# Setup

import libraries, etc

In [1]:
from io import StringIO
import glob
import os
import re
# the peak callers all inherit from DatabaseApi, a class which offers an interface 
# to a sqlite database to store Calling Cards data
from callingcardstools.database_managers.yeast import HopsDb
from callingcardstools.PackageResources import Resources
import pandas as pd

# This object allows retrieval of package resources
cc_resources = Resources()

# create a database either in memory or at a specified location
#yeast_db = hopsdb("/home/oguzkhan/Desktop/cc_metadata/hops_db.sqlite")
yeast_db = HopsDb("/home/oguzkhan/projects/rank_response_shiny/data/qc_db_v2.sqlite")


Checking table column names...
Current database tables are valid


# Build the database -- preliminaries

Add the chromosome name map, background data, and any promoter definition 
tables

In [None]:
# From the package resources, read in the chr_map, background data and 
# promoter regions files
chr_map = pd.read_csv(StringIO(cc_resources.yeast_chr_map))
chr_map['chr'] = [str(x) for x in chr_map['numbered']]

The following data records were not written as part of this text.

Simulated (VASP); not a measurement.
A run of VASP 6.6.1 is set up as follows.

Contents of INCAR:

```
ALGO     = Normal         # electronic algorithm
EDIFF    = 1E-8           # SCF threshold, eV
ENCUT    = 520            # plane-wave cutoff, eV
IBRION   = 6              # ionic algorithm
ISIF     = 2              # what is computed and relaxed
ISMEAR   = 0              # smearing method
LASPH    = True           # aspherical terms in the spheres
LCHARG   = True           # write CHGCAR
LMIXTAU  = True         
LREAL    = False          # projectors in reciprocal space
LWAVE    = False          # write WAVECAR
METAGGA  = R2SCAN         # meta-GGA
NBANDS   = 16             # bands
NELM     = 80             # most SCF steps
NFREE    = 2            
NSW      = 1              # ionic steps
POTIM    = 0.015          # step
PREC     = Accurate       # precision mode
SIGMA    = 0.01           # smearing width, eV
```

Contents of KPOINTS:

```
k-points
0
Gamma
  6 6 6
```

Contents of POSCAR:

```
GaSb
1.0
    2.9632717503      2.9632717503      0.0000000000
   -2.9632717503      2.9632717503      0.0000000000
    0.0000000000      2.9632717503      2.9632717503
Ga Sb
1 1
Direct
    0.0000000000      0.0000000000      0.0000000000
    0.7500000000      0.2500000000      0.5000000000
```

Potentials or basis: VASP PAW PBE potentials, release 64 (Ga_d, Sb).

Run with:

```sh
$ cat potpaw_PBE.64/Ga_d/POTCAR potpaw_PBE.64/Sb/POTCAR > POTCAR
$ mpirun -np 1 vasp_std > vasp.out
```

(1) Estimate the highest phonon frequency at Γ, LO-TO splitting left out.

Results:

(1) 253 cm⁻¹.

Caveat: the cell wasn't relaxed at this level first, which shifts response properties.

background_sir4 = pd.read_csv(StringIO(cc_resources.yeast_background_sir4),
                              names = yeast_db.required_fields['qbed'],
							  sep = "\t")

background_sir4['batch_id'] = ['dSir4']*len(background_sir4)

background_adh1 = pd.read_csv(StringIO(cc_resources.yeast_background_adh1),
                              names = yeast_db.required_fields['qbed'],
							  sep = "\t")

background_adh1['batch_id'] = ['minus_adh1']*len(background_adh1)
background_adh1['chr'] = [str(x) for x in background_adh1['chr']]

yiming_promoters = pd.read_csv(StringIO(cc_resources.yeast_promoters_yiming), 
							sep = "\t", 
							names = yeast_db.required_fields['bed6'] + ['common'])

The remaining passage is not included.